It is these moments that I will most miss – the unexpected and unadulterated, if transitory, window through to another’s world and life. AWWD’s community workers have been open and genuine with me, inviting me into their homes and lives, with no expectation of anything in return except friendship. I know that they have given a lot more than I have given back: if ever I am disgruntled or complaining of life back home, I will think back to a beautiful blind woman living in atrocious conditions, unable to see but able to bring joy and a smile to those she meets, who has experienced the darkness of life that I can scarcely imagine, but who is herself a light to those around her.
Although at times I did find Kolkata as a city fairly difficult, frequently needing the (comparitive) peace of my room to recover, there can be no getting away from the fact that I will miss it. Kolkata is a passionate city: with so much humanity squeezed together in such a relatively small area, it vibrates with life. In spite of the huge divide between rich and poor, and the exclusion of many from the riches the city has to offer, it is relatively safe (with the substantial exception of the driving). I could walk through the slums with little fear of robbery. And it is a city with significant religious and ethnic diversity, of which Kolkatans are justly proud. With a 40% Muslim minority, Christians, Jews as well as Hindus, in the last few decades Kolkata has not seen the religious violence that has affected other parts of India. Lakshmi, a Hindu, could lead Tabassum, a Muslim, freely through the streets.
So, I will miss the children from my street running up to shake my hand every time I walk past; driving through the city in a taxi - the varied scents of the city wafting through the open windows: smoke, drains, fried food, flowers, and incense; popping over to my local fruit stall and picking up a few mangoes for 50 Rs…. No, I am not going to look back at my time here through rose-tinted spectacles: the brutal reality of life in Kolkata for many of the disabled women I met effectively prevents me from doing this. And so I will have no easy answer for all those who ask me, on my return ‘how was India?’
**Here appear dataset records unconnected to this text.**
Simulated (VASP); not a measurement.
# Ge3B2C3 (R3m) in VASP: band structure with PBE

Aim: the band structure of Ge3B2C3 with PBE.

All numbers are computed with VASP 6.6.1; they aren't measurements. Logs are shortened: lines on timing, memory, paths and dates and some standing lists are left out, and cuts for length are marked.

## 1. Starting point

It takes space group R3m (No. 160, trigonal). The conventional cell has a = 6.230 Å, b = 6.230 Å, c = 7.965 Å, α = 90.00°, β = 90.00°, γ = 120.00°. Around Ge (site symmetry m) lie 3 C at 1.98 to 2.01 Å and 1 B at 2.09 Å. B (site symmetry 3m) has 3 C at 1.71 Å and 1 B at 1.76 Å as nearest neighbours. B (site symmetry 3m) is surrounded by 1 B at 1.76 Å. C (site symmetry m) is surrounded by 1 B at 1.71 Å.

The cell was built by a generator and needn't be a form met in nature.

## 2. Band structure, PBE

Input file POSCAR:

Before I left for Kolkata I visited some Christian friends who mentioned the following verse. This has had special meaning for me throughout my time in Kolkata, so it seems appropriate to end this chapter of my life with this verse, but at the same time looking to the future:
‘I will lead the blind by ways they have not known, along unfamiliar paths I will guide them; I will turn the darkness into light before them, and make the rough places smooth. These are the things I will do; I will not forsake them’.